Policy Point: Limiting Rent Increases
I’ve heard plenty of horror stories recently of rental increases resulting in people getting kicked out of apartments and having to move. In Royal Oak, Michigan, for example, when a long-term tenant paying $1,025 a month was asked to start paying $1,300 a month (and bought a house in Detroit instead), a 27% increase. In Detroit, where a long-term tenant paying $900 was asked to start paying $1,200 a month (and instead moved into a four bedroom house), a 33% increase. My old place was $1,000 a month, and the landlord wanted to increase our rent to $2,700 a month.
Rental increases are, in our free market economy, quite legal, except where prohibited by rent controls, which only exist in a few select cities in North America but are being discussed across the continent as cities become crazily unaffordable a decade after the 2008 market crash. I’ve found that rental advocacy is focused, effectively but in a limited scope, on preventing homelessness, illegal evictions, and unsavory landlordly practices, and the discourse around rental advocacy usually pushes vaguely toward rent controls, because apparently no one knows how to build permanent affordable units or encourage large-scale development that could maybe decrease upward pressures of rental rates.
Realtor.com’s Senior Editor Rachel Stults mulled this over in what sounds like a somewhat desperate concession in a 2015 article:
Community members pushed recently for rent control in my city, but local officials seem to favor increasing housing stock over enacting laws.I know it’s the price I have to pay for living in a tech bubble hot spot. The market can bear that 25% rent increase, and so it will. In the end, I chose to ride out one more year in my apartment and save like crazy.Maybe this time next year, I can say hello to homeownership and goodbye to my landlord—for good.
Next year, in the holy land, the yeoman homeowner is coming back, and all will be well! Next year, we’ll stop having to bear these crazy rent increases. In Detroit, I’ve covered this topic ad nauseam and came down pretty clearly on the fact that even gentrifying the hell out of the 7.2 would result in less expropriation than the city’s tax foreclosure epidemic, but it’s still a problem because gentrification plus expropriation sets precedents– and creates a concurrent opportunity for regulatory reform (NB: not rent control).
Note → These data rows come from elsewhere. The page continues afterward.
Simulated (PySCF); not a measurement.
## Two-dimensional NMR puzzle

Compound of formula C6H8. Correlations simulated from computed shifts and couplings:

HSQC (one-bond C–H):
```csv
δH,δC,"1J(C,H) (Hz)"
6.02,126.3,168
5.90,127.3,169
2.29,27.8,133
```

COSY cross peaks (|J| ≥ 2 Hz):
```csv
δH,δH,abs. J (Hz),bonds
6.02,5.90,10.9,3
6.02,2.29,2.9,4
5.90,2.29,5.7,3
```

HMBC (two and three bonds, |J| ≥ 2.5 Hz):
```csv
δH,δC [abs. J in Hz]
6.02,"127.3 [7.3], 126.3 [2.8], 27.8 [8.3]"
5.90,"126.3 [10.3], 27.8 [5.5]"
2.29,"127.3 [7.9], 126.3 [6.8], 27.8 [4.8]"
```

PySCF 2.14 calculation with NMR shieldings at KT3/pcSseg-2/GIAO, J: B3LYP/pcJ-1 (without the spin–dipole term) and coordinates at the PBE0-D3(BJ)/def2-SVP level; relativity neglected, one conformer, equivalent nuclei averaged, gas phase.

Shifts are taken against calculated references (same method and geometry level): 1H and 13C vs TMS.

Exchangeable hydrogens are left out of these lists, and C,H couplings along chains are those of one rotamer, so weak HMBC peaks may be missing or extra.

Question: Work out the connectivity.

Let’s look at some policy examples: Ontario law sets guidelines for rental increases through the Residential Tenancies Act (S.O. 2006 c. 17), first passed in 1991, but these are not binding guidelines. The province’s Rental Fairness Act, passed this May, attaches a few strings to increases beyond the guideline levels of increases, which roughly track inflation. It’s somewhat unclear what this will mean for the Ontario market, since new housing units, as I’ve also explored, are by and large way more expensive than depreciated units, but developers claim it is limiting new development because they can’t increase the rent however much they want in new buildings.
Market urbanists believe that we can solve this entire problem by building more, more, more, something Stults referred to as well. The problem is that this is easier said than done in geographies that have messed up capital markets where math doesn’t work (like, oh, I don’t know, the Rust Belt). And we in North America love the free market, and we view things like price controls as a threat to a free state.
There’s plenty of evidence that rent control doesn’t really work to make markets more affordable because it restricts access to the market. But why the hell does everyone have to live in New York City or San Francisco? In Detroit, why must everyone live within the 7.2? Restricting rent increases to a modest, say, 5-10% per year could imaginably result in pushing development outward from the urban core and encouraging development of new housing, either single family or small multifamily within neighborhoods, or higher-density development along corridors. There’s enough land, which is the key thing that drives up prices in markets where demand pushes prices above the cost of construction.
Lin Ye (in Invisible City, 2008) cites the importance of grassroots tenant organization in producing a robust housing policy around rent control. Maybe it’s time we started this in Detroit– the city’s legacy of grassroots organizing around community development could pair with a comprehensive strategy that would limit rent increases, guarding the urban core from crazy rent increases (which would offer a normalized upward trajectory in rents over time), thereby encouraging more development to radiate out from the core. Certainly the Duggan administration will not in an election year want to float any policy that is not deemed as being completely servile to the interests of bazillionaires and developers. But it’s worth a shot.